Performance Loss Rates can now be calculated from the data meaningfully. To do this, we use two different regression schemes: predicted power vs. time regression, and year-on-year regression.

Standard (un)weighted Regression

In the more standard regression scheme, a linear model of predicted power and time is fit to the data. PLR is calculated using the formula \[PLR = \frac{m}{b} (py) (100)\], where \(m\) is the slope and \(b\) is the intercept of the regression line, and \(py\) is the conversion between the modeled time period and years. In the case of day-by-day power prediction, for example, \(py = 365\). In the function call, this appears as per_year. It functions similarly to the ‘by’ parameter in other functions, but takes numeric values instead so as to offer greater flexibility (for reference, there’s 12 months, 52 weeks, or 365 days in a year).

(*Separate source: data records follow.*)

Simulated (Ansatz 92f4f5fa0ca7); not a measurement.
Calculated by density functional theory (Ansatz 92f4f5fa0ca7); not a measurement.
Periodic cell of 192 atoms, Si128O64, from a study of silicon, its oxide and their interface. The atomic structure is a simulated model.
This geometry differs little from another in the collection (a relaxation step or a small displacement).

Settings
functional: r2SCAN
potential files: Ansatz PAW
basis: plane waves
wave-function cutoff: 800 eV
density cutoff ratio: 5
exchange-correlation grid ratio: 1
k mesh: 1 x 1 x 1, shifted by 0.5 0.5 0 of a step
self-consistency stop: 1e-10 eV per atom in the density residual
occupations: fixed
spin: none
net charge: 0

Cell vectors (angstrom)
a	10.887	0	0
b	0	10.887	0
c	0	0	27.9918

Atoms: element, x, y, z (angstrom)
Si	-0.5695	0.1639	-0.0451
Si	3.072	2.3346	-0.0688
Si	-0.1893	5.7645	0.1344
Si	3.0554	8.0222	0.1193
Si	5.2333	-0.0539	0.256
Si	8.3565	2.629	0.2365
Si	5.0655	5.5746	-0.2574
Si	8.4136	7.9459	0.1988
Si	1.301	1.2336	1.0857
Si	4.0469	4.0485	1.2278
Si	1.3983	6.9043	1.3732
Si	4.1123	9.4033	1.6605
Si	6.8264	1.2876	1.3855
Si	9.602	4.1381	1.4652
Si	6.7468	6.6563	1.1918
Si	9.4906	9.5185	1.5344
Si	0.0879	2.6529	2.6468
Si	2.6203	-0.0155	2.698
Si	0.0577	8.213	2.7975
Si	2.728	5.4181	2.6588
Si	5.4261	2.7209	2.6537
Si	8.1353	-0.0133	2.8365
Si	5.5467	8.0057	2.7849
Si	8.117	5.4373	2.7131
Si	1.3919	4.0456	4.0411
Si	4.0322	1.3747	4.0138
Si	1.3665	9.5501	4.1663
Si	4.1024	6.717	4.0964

# example weighted regression
xbx_wbw_plr <- plr_weighted_regression(test_xbx_wbw_res_no_outliers, power_var = 'power_var', time_var = 'time_var', model = "xbx", per_year = 52, weight_var = 'sigma')

xbx_wbw_plr
#>            plr    error model   method
#> tvar -1.050375 0.353685   xbx weighted

In this example, the regression is weighted by sigma, the standard deviation of each point. Weighted regression has a number of problems - outliers and points with very high or low uncertainty can lead to skewed regressions, for example, and seasonal patterns such as high numbers of accurate readings in the summer can also cause biases in the results. If you prefer to calculate PLR without weightings, simply input NA for weight_var.

# example unweighted regression
xbx_wbw_plr_unweighted <- plr_weighted_regression(test_xbx_wbw_res_no_outliers, power_var = 'power_var', time_var = 'time_var', model = "xbx", per_year = 52, weight_var = NA)

xbx_wbw_plr
#>            plr    error model   method
#> tvar -1.050375 0.353685   xbx weighted

Uncertainty for linear model evaluated PLR is calculated using the variance of the fitting coefficients and converting it to a PLR range. A helper function has been included for this.

mod <- lm(power_var ~ time_var, data = test_xbx_wbw_res_no_outliers)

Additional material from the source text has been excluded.